The observance of this custom seems fairly general in the London district. Grotto building has been observed in recent years at Barnet, Hoxton, Islington, in the North of London; and at Hammersmith in the West, besides Leytonstone in the East.[1] Also some fifty years ago, my landlady, then a child in the (at that time) well-to-do suburb of the Old Kent Road, S.E., used herself to make these grottoes, using for the purpose oyster-shells, which were procured from a fishmonger and most carefully cleaned, and greeting the passers-by with the following jingle:—

"Please to remember the grotto;
It's only once a year.
Father's gone to sea;
Mother's gone to fetch him back,
So please remember me."

Chambers's Book of Days mentions this custom of grotto-making under July 25th, and gives an illustration representing a child standing by one of these grottoes and begging from a lady passing by. His account is that in London, on the first few days of the oyster season, children make piles of these shells with a candle stuck in the top to be lighted at night, while the children whine out " mind the grotto "—a demand for a penny, professedly to keep up the candle. Neither Ellis's Brand's Antiquities, nor Hone's Every Day Book have anything on the subject.
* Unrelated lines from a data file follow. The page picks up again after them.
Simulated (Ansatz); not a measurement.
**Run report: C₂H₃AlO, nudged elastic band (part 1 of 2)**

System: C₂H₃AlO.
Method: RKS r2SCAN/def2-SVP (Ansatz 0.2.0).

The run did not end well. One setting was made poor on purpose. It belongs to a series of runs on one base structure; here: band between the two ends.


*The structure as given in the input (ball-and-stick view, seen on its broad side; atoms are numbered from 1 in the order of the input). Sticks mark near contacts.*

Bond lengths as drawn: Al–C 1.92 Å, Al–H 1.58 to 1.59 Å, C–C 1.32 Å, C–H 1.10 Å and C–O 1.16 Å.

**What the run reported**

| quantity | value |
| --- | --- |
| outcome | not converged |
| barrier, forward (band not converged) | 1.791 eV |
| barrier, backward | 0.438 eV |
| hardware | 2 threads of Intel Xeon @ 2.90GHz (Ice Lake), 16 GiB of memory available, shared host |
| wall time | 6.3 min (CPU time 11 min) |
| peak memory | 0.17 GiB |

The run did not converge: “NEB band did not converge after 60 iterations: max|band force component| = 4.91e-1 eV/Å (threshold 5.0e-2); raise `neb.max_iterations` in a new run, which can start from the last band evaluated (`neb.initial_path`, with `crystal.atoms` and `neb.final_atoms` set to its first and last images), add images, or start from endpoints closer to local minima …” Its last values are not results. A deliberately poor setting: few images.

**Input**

All whom I interrogated were quite ignorant of the fact that they were assisting unconsciously to perpetuate an interesting custom which has probably been handed down for more than 500 years; and of the real import of candle and flowers. For these grottoes are almost certainly imitations of shrines to St. James of Compostella, which were erected in the thirteenth and fourteenth centuries in London (and perhaps at other places in England) for the benefit of those poorer folk who could not aff"ord the expense of the long pilgrimage to Spain and yet wished to pay their devotions to the perhaps most popular saint of that day (cf. Brewer, Dictionary of Phrase and

  1. [When I was a child at Islington, fifty years ago, the date of the grotto-day was August 5th, i.e., 25th July, Old Style.—E. S. Hartland.]